Liars, Cheats and Thieves

For the rattlesnakes in our camp: we are their target. They can only survive and prosper with our demise.

The day that you graduated from the academy and the moment that you learned that you had passed your state certification test are two of life's truly memorable events. You were bright-eyed with enthusiasm. Your whole law enforcement career lay ahead of you. Working was such a thrill that you would arrive early, stay late and even thought about going in on your day off without getting paid. You just wanted to be there. Those were heady days, indeed.

I am wired tightly to my family, my faith and my country. My father was a WWII veteran of the European theatre. He fought through the Battle of the Bulge. He came home a very proud and patriotic American. Though I would not fully recognize it until later in life, my Dad planted those seeds of patriotism very deeply in me. They have come to define who I really am, at the core of my being.

To me, one of the ways I best act on my patriotism is by serving in the law enforcement community and The Brotherhood to the very best of my ability. This is a tangible way for me to live the American Dream and return some of what I have been given. Most of my brothers and sisters share my values. But, not all of them do.

This message is for the new, the young and those who are still somewhat naïve. If you are a dinosaur (like me), you probably learned this lesson long ago. In your heart, you wish it weren't so.


Your travails through each shift brings you up and takes you down. You have trained hard to fight the evils on the street, i.e. guns, drugs, gangs and the like. You have learned that suspects lie. Hopefully, you have already learned that some people want to kill you just because of the uniform that you wear. When on duty you become hyper-vigilant to sources of danger. Or, so you think.

You face enormous danger from where you least expect it: other cops. They are the snakes, the scum and the vermin that can hide behind a false smile and a badge. It would be great if they wore a sign that revealed their internal rot, but they do not. They usually look just like you and me. But, if you listen and watch carefully, their behavior betrays them. It is just like the rattle of the rattlesnake. When you hear it: run the other way.


WAR STORY #1 - Many ears ago, I was elected to public office. While there, we started a police department. At the outset, we had 24 reserve officers. Ultimately, we sent those first 24 reserves through the full academy where they earned state certification as career officers. I used my elected position and took the fledgling department under my wing.

A short time after the end of my term of office, the town council hired a new chief. Things were not good in the department. This new chief seemed an ego-centric maniac. He would not tolerate any dissidents among the troops. A few really good men quit because they just couldn't stomach their new leader.

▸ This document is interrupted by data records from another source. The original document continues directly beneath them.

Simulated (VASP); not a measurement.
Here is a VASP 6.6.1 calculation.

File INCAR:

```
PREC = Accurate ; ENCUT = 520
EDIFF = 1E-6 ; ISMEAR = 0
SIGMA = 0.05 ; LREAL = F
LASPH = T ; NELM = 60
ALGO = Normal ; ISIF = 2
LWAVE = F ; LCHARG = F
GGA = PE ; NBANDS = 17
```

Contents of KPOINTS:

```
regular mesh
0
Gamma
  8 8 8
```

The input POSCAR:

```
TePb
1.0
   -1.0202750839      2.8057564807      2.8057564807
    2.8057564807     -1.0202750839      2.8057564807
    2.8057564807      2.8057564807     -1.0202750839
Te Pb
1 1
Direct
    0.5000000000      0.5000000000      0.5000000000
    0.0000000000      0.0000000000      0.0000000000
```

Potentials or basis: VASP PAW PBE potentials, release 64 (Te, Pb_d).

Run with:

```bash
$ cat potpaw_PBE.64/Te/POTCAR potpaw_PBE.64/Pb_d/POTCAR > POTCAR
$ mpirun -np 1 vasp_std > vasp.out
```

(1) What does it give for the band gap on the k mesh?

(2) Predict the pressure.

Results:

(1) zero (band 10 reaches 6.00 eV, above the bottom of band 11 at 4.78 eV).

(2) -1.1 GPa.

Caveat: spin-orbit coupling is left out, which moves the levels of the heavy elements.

Within a year, his M/O was clear: he enjoyed the media spotlight. He would propose only those initiatives for the department that improved his personal image or enhanced his own resume. Any of the local reporters who challenged him or worse, said something negative about him in print were subjected to being cut-out of the loop.

This new chief became emotionally abusive to the cops who had given birth to the department. Never one to shy away from sharing my opinion, I fell into disfavor with the self-anointed king.

At that time, I sincerely believed that all cops were altruistic. Cops focus on public service. Cops are supposed to be shining examples of people who put the needs of others ahead of their own, I thought. This guy did not come close to fitting those expectations.

WAR STORY #2 - Years later, I remember being a newly-minted cop. I basked in the warmth of The Brotherhood, feeling safe. Wow, was I in for a jolt. The dose of reality shook me hard. Yet, I wanted to believe an attack on me by another officer was an isolated incident. Surely, this must be a rare exception. Cops almost never hurt a brother cop, I thought. Wrong, again.